In the 2012 paper “How To Grade a Test Without Knowing the Answers — A Bayesian Graphical Model for Adaptive Crowdsourcing and Aptitude Testing” (PDF), Bachrach et al describe a mathematical model for starting with
a set of questions without answers
a set of answerers (participants) of unknown quality
and ending up with assessments of:
correct answers for the questions
assessed difficulty for the questions
evaluations of the participants, including overall reliability and areas of expertise
Can the model actually do this? Is it the best model for doing this? What kind of problems does it handle well and poorly?
One example of the ability of the model: in the paper, the model is run on 120 responses to a quiz consisting of 60 Raven’s Progressive Matrices questions, each question with 8 possible answers. As it happens, no responder got more than 50 questions right. The model correctly inferred the answers to 46 of the questions.
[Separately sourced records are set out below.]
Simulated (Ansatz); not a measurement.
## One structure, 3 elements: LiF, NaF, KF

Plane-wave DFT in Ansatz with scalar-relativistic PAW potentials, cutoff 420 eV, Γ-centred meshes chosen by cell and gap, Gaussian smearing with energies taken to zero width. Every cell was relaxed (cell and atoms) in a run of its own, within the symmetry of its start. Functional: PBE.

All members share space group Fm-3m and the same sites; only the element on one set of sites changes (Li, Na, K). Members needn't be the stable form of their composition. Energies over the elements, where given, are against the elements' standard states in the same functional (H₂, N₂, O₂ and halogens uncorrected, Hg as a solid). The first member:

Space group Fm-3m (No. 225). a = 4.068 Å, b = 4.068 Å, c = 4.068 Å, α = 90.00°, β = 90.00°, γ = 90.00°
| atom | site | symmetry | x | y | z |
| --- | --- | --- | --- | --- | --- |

A key assumption in the model is that errors are random: so, in domains where you’re only asking a small number of questions, and for most questions a priori you have reason to expect some wrong answers to be more common than the right one (e.g. “What’s the capital of Canada/Australia/New Zealand”), I think this model would not work (although if there were enough other questions such that good estimates of responder ability could be made, that could ameliorate the problem). If I wanted to learn more, I would read this 2016 review paper of the general field.
That being said, as long as you know which answers will be more common among people who don’t know the right answer, and roughly how much more common they will be, you can probably add that knowledge to the algorithm without too much difficulty and have it still work as long as there are some questions where you don’t expect the uninformed to reliably lean one way.